At the end of the 18th century, competition from sugar beet in Europe and sugar cane from the Antilles and Cuba threatened the leading position of northeastern Brazil, which was a major sugar producer. At the same time sugar cane cultivation regained importance as an economic activity in São Paulo, migrating from the coast to the fertile purple soils of the countryside.

Although São Paulo’s economy was focused on coffee from the end of the 19th century, sugar production continued to grow until 1929 when the Wall Street crash shook world markets, strongly affecting the Brazilian economy based on coffee. Sugar cane was similarly affected.

As part of the efforts for Brazilian recovery, the government of the then president Getúlio Vargas, created the Sugar and Alcohol Institute (IAA). Production quotas and strict standards were established for all stages of the process of production and marketing of the products on domestic and foreign markets.

From mill to factory
The sugarcane production mill actually consisted of several buildings, each intended for a particular phase of cane processing. In the Grinding House, the cane was crushed by cylinders powered by a water wheel or teams of oxen, producing sugar cane juice. The juice was then transported by slaves to the Furnace House to be concentrated in large copper vats and transferred to the molds where the sugar crystallized. In the Cleaning House the waste was purified and divided into pieces known as sugarloaves.

On the domestic market, sugar was sold in the form of these sugarloaves. For the foreign market, however, the sugarloaves were broken, ground down and dried in the sun. The sugar thus obtained was packed into boxes and proceeded to the ports.

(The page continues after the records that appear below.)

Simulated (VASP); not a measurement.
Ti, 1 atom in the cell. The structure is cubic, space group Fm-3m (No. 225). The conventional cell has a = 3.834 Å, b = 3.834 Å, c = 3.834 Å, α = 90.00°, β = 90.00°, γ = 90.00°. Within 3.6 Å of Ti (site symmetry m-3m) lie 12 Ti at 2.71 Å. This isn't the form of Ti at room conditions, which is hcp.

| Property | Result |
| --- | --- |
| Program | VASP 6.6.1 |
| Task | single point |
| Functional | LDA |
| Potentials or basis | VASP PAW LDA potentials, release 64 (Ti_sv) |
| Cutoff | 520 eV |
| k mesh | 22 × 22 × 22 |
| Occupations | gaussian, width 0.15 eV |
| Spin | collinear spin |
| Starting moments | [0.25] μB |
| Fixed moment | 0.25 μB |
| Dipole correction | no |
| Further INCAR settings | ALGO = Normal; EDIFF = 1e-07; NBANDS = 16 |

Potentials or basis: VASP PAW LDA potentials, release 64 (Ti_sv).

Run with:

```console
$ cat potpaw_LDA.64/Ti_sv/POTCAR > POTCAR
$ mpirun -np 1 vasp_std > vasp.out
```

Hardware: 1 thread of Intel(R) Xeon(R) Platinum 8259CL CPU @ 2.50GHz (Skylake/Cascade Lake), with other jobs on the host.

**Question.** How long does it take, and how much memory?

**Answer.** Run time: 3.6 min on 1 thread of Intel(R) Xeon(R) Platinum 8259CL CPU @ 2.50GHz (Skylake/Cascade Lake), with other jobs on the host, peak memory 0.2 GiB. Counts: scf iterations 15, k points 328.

Modernization of the sector
The economic crisis of 1929 led to creation of the Sugar and Alcohol Institute (IAA), whose function was to control production to maintain prices at an adequate level, protecting the Brazilian product on the world market. To achieve its ends, the IAA established a strict system of quotas, which were divided between the different production units. In other words, each mill could only produce a certain amount of sugar. With strict control of prices and production, the only way to maintain lucrative business was to reduce costs and increase productivity.

It was therefore practically inevitable that production should become concentrated in large factories with the capacity to mill thousands of tonnes of cane per day. Since then, the sugar agro-industry has undergone a continuous process of modernization, with companies grouping together in search of greater output from cultivation and reductions in costs.